Theme for today’s Eucharistic celebration was “to follow Christ…”
Celebrant: Fr. Jacob
Readings were taken from;
1st Reading: 1 Kings 19:16 19-21
2nd Reading: Galatians 5:1 13-18
Gospel: Luke 9: 51-62
Today’s Liturgy and homily, like an arrow, pierced my heart directly. My heart bled for it’s like my confused plead was answered. Message was like; do not be afraid that “Once the hand is laid on the plough, no one who looks back is fit for the kingdom of God.”
Father also mentioned about some quotations from famous books by which I heard something about leaving one’s comfort to follow Christ.
The thing is, now, I am in the process of deciding whether to apply in a job opening located somewhere less comfortable than where I currently am. Less convenient it is, but nevertheless, it’s still very appealing to me. I don’t know why.
I’ve been praying for a job in any place where there are budget airlines going to and fro the Philippines. Aussie, NZ, Canada etc were never alluring to me despite numerous opportunities only because there’s no budget carriers going directly to and back my first beloved home, Philippines.

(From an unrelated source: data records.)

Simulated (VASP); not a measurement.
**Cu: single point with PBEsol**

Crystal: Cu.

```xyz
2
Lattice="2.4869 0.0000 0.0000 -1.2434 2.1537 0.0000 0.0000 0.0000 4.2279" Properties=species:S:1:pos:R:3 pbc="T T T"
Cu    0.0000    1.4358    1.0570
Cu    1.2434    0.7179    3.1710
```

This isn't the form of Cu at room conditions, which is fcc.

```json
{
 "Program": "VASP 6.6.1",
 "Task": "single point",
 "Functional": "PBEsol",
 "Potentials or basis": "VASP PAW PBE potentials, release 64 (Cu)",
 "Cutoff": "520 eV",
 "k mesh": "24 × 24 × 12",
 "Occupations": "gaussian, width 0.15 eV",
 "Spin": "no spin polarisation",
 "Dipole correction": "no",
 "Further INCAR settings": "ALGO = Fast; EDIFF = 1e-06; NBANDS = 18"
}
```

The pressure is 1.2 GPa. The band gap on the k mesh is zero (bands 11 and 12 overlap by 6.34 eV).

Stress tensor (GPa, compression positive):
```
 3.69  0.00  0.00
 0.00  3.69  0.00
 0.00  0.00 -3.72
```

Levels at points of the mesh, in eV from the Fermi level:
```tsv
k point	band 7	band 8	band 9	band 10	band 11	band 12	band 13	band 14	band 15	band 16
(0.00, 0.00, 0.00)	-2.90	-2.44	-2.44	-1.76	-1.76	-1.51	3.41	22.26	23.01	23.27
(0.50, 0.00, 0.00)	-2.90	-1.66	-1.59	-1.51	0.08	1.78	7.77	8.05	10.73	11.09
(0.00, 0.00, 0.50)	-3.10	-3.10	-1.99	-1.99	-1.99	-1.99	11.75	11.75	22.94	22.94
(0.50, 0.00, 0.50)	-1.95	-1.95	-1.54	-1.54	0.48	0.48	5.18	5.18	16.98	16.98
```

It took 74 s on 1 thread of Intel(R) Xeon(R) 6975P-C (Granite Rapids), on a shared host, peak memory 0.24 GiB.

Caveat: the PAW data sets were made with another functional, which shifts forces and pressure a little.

Wish granted, this particular job’s location has a budget carrier back to my home country, and that made it very attractive. But I am not sure about the exact purpose of this urge to relocate? I am comfortable here, and just playing with the world and life while I am already earning decently. With my friends, I have built my second home here.
Why do this “thing” inside me, like an omnipotent parasite poisoning my blood, heart and brain to leave this comfortable place, never dies? It’s just in there, clinging to my system?
Questions I will never be able to answer unless I try.
We sang this a while ago;
The Galilee Song
Deep within my heart I feel (within my heart I feel)
Voices whispering to me (whispering to me)
Words that I can’t understanding (I can’t understand)
Meanings I must clearly hear (clearly hear)
Calling me to follow close (calling me to follow)
Lest I leave myself behind –
Calling me to walk into –
Evening shadows one more time! (one more time)
So I leave my boats behind!
Leave them on familiar shores!
Set my heart upon the deep!
Follow you again, my Lord!
In my memories I know (my memories I know)
How you send familiar rains;
Falling gently on my days;
Dancing patterns on my pain! (on my pain)
And I need to learn once more
in the fortress of my mind:
To believe in falling rain –
As I travel deserts dry!
As I gaze into the night
Down the future of my years (future of my years)
I’m not sure I want to walk (sure I want to walk)
Past horizons that I know!
But I feel my spirit called (But I feel my spirit called)
Like a stirring deep within –
Restless ’til I live again (live again)
Beyond the fears that close me in! (close me in!)
And while singing, saliva started to block my throat, my heart was aching, beating like running after something, my tears wanted to start dripping but I tried to control lest others will ask why and I would not know how to explain.
Should I? Maybe I should.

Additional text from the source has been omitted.